Hotels are being reported as price gouging evacuees from the east coast heat wave. Photo Credit: Jill...Jellidonut, whatever/Wikimedia Commons/CC-BY-SA
Reports are emerging of hotels and gas stations price gouging evacuees of the heat wave affecting the east coast of the United States. It isn’t the first time, either, as people who are forced to flee unfortunately are considered easy targets.
Price gouging evacuees goes beyond supply and demand
Scarcity is a real thing; the more uncommon a thing is, the more value it commands. Thus, if supply is low and demand is high, prices rise. However, price gouging is different, as that is the deliberate raising of prices due to the vulnerability of the buyer. Morally it’s suspect, if not egregious. Legally, it depends on what state one is in.
A number of reports are emerging, according to the Huffington Post, of hotels and gas stations price-gouging people trying to escape from the heat wave currently making life miserable, if not outright dangerous, for millions of people on the east coast. In Vinland, N.J., a man reported being charged $179 for one night in a Wyndam hotel, normally $79. Similar reports are emerging from Maryland and the Maryland Attorney General’s Office noted reports from citizens of 25 to 50 cent-per-gallon markups on gasoline.
A sordid history
Similar reports were noted in September of last year, when New Jersey was struck by Hurricane Irene.
Though it isn’t proven that hotels in Maryland and New Jersey are price gouging, and bear in mind the heat wave is occurring close to the Fourth of July holiday, it wouldn’t be the first time that hotels were caught price gouging evacuees seeking shelter.
Price gouging was alleged at the Sea-Tac Ramada near Sea-Tac International Airport during a snowstorm in Dec. 2010, as travelers who were forced to stay overnight at were reported as being charged up to nine times normal rates, according to KING5.
In the aftermath of Hurricane Floyd, according to a Sept. 2004 article in The Florida Times-Union, on Jacksonville.com, settlements were obtained from 20 hotel chains by the Georgia Governor’s Office for Consumer Affairs. Georgia commonly gets evacuees from Florida during hurricane season, many of whom stay in hotels. At that time, 3,500 complaints of hotel price gouging were being investigated during evacuations from Hurricane Charley in Aug. 2004 by Florida officials.
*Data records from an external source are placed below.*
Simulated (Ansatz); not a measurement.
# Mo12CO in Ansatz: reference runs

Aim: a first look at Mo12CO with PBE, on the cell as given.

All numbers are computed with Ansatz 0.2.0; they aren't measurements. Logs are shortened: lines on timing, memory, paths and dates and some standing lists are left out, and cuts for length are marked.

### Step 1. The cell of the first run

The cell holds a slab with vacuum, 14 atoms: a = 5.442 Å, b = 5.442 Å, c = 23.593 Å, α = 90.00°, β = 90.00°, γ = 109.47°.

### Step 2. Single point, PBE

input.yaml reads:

Price gouging bigger in Texas
Attorney General Greg Abbott of Texas is kept fairly busy after hurricanes apparently, as he has prosecuted a number of hotel owners for price gouging evacuees after hurricanes. For instance, in October 2005, according to a press release on the Texas Attorney General’s Office Website, the owners of a Quality Inn and Suites in Marshall, Texas, were sued for price gouging refugees from Hurricanes Katrina and Rita. Similar lawsuits were lodged by Abbott and his office against the Hotel Nacogdoches and a Super 8 in Brookshire, Texas in September 2007, according to the Houston Chronicle. Those hotels were alleged to be overcharging people who fled Hurricane Ike.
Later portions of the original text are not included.